In terms of production and supply, the "long-run" is the time period when there is no factor that is fixed and all aspects of production are variable and can therefore be adjusted to meet shifts in demand. Given a long enough time period, a firm can take the following actions in response to shifts in demand:
- Enter an industry;
- Exit an industry;
- Increase its capacity to produce more; and
- Decrease its capacity to produce less.
In the long-run, a monopolistically competitive market is inefficient. It achieves neither allocative nor productive efficiency. Also, since a monopolistic competitive firm has power over the market that is similar to a monopoly, its profit maximizing level of production will result in a net loss of consumer and producer surplus.
Setting a Price and Determining Profit
Like monopolies, the suppliers in monopolistic competitive markets are price makers and will behave similarly in the long-run. Also like a monopoly, a monopolistic competitive firm will maximize its profits by producing goods to the point where its marginal revenues equals its marginal costs. The profit maximizing price of the good will be determined based on where the profit-maximizing quantity amount falls on the average revenue curve.

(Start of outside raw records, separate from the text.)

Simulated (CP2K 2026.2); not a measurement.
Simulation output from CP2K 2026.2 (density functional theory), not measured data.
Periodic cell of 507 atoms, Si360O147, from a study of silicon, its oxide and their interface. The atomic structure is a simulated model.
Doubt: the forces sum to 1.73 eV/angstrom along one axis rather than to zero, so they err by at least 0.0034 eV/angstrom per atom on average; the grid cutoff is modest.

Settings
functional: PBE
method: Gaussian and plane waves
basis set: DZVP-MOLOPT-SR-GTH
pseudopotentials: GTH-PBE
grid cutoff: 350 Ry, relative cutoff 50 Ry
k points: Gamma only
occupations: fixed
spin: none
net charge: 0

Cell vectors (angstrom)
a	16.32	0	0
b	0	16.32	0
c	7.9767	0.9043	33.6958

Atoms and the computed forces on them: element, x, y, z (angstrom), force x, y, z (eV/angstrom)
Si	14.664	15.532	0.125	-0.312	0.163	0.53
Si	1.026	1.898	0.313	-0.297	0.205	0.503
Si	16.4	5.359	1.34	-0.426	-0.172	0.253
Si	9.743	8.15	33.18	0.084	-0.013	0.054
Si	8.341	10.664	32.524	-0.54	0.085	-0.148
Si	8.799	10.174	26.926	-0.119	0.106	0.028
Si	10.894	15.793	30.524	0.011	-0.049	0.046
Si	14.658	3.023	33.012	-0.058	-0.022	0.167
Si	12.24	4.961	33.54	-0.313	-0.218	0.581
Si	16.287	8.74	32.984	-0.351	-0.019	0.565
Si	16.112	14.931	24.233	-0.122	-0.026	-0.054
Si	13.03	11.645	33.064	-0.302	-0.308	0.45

While a monopolistic competitive firm can make a profit in the short-run, the effect of its monopoly-like pricing will cause a decrease in demand in the long-run. This increases the need for firms to differentiate their products, leading to an increase in average total cost. The decrease in demand and increase in cost causes the long run average cost curve to become tangent to the demand curve at the good's profit maximizing price. This means two things. First, that the firms in a monopolistic competitive market will produce a surplus in the long run. Second, the firm will only be able to break even in the long-run; it will not be able to earn an economic profit (Figure 1).